AEGIS Europe: European Commission minimises job losses from China dumping and MES

2 February 2016 / Today, European Trade Ministers met to discuss Chinese dumping and China’s Market Economy Status (MES) in Brussels. The European Commission presented Ministers with a paper, which downplays potential European job losses to a level between 63,600 and 211,000 jobs if the EU were to grant China MES in 2016. 

According to AEGIS Europe, an alliance of about 30 European industries generating more than €500 billion in annual turnover and millions of jobs across the EU, evidence points to job losses being significantly higher from the EU granting MES to China. Economic research estimates that in reality between 1.7 to 3.5 million EU jobs are at risk. This figure exceeds the Commission’s calculations at least tenfold.

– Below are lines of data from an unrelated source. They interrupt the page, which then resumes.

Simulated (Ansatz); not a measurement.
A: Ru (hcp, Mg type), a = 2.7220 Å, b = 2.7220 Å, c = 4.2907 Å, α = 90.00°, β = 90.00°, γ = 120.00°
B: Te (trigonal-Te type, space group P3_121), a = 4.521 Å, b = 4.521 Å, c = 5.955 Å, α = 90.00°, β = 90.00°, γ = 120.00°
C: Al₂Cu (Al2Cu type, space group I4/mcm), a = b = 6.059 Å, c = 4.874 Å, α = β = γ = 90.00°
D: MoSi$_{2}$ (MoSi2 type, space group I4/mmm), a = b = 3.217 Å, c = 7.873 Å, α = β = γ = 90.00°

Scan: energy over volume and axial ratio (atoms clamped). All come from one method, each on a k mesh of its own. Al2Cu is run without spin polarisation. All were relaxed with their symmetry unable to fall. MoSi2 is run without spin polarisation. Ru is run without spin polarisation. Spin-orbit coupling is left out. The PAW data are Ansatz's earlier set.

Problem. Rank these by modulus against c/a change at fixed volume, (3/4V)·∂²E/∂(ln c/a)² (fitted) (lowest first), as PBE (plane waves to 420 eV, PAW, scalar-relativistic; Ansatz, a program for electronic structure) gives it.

AEGIS spokesperson, Milan Nitzschke said: "You would think the European Commission’s admission that there are already hundreds of thousands of jobs at risk would be sufficient not to grant MES to China", adding: “To downplay the real numbers, the European Commission has looked essentially only at those specific products where there are already anti-dumping measures in force today. If new anti-dumping procedures already underway and reviews of existing measures (also underway) were included, the real figures would show an additional 100,000 jobs at risk, bringing the total to at least 311,000. Moreover, China’s latest five year plan demonstrates its intention to take over global markets in new industries and export millions of job losses to Europe.  The examples of solar panels and glass fibres show how quickly China builds up overcapacities and dumps new, advanced products onto the EU market.”

According to AEGIS Europe and leading economists dumping destroys competition, jobs and innovation and therefore the cornerstones of Europe's economic future.

Nitzschke concluded: “Granting China MES is an unlimited license to dump, destroying millions of jobs in sectors like steel, automotive, energy technology, tools and chemicals. In 2016, the EU discussion is focused on China’s destructive dumping of steel, solar, ceramic and glass fibre, among others. If the EU surrenders MES to China, we would quickly face unfair trade in the automotive, other mechanical engineering, advanced materials, telecommunications, and many other strategic European industries. EU trade ministers and the European Commission must not jeopardise Europe's key manufacturing industries, which are essential for investments, growth and employment in the EU."